Five stars

Patti Smith, 'punk's poet laureate', showcased her 40-year-old landmark album, Horses, at the Glasgow Royal Concert Hall, and as diverting and memorable as it was, the sight that will live with me is the encore, My Generation, when Smith, wading late into the fierce, exhilarating squall of noise provided by her band, plugged in a guitar and, channelling her inner Pete Townshend, gleefully divested it of all its strings. To cap it all, she had introduced it as a 'little English folk tune'.

It's hard to believe that Horses came out as long ago as 1975. Smith and the band, which included Lenny Kaye and Jay Dee Daugherty from the original line-up, aiming for what she had described as a 'true, proud celebration', performed it in sequence, beginning of course with Gloria and its eternally cool opening line, 'Jesus died for somebody's sins but not mine'. The song got one of the biggest cheers of the night: it reminded you just how affectionately the album is remembered by many fans.
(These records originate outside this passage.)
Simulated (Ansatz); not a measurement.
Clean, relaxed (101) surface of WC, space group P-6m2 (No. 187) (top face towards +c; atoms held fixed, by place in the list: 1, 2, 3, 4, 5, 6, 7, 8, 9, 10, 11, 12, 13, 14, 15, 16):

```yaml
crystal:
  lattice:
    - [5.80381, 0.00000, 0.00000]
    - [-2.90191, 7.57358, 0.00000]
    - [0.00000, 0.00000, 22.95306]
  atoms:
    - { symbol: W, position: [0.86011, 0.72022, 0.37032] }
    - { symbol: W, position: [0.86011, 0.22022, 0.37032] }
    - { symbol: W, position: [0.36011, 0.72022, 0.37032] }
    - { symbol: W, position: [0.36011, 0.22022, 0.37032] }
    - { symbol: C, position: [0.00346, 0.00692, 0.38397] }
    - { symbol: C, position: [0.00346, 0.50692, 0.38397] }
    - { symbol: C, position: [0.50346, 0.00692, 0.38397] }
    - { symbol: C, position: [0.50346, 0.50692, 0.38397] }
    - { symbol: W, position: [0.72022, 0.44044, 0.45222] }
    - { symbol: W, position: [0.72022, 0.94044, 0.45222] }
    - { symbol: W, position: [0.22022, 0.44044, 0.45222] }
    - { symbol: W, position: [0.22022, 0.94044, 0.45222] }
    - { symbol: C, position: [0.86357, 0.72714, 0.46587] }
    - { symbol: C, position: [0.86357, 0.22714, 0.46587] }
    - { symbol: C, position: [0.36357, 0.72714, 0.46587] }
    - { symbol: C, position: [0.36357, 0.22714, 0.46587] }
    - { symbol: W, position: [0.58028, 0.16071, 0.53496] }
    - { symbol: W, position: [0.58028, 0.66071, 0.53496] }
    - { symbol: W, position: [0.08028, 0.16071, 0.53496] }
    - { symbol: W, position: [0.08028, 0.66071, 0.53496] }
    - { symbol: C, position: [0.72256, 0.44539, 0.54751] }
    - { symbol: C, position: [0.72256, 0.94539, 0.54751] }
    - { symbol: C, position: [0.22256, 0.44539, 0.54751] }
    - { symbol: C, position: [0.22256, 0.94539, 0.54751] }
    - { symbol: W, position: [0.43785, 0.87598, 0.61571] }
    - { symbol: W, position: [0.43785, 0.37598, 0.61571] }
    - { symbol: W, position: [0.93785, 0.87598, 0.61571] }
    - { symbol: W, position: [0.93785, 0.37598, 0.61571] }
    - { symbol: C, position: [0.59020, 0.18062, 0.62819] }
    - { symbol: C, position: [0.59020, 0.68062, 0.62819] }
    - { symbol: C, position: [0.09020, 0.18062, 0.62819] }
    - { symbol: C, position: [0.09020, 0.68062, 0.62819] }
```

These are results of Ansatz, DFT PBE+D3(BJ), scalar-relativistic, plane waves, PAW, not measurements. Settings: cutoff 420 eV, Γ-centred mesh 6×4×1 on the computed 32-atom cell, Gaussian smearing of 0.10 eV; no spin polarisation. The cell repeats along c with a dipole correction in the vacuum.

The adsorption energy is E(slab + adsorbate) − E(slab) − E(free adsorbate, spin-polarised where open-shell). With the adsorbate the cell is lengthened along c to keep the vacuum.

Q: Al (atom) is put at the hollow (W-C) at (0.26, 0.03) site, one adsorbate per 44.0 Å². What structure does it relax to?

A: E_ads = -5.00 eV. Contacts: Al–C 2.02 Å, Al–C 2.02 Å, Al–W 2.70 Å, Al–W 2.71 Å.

Smith needed a lyric sheet at times during Birdland but was able to dispense with it before the end. After the fourth track, Free Money, she quipped: "So that's side A of Horses ... if you take the album and turn it over it may have a few scratches on it." The intense, 12-minute-long version of Land was a vivid highlight, and the audience, doing Smith's bidding, finally got to its feet, where it stayed until the end. Break It Up was, she reminded us, written in memory of Jim Morrison, and Elegie in memory of Jimi Hendrix; she name-checked friends and colleagues she had lost over the years, from Fred 'Sonic' Smith to Lou Reed.

Post-Horses, as it were, there were a Velvets medley, a strong Because the Night, People Have the Power, and Dancing Barefoot. Then came that quaint little English folk song, and fans willing Smith to go the full Townshend and trash her guitar. A remarkable night, by any standards.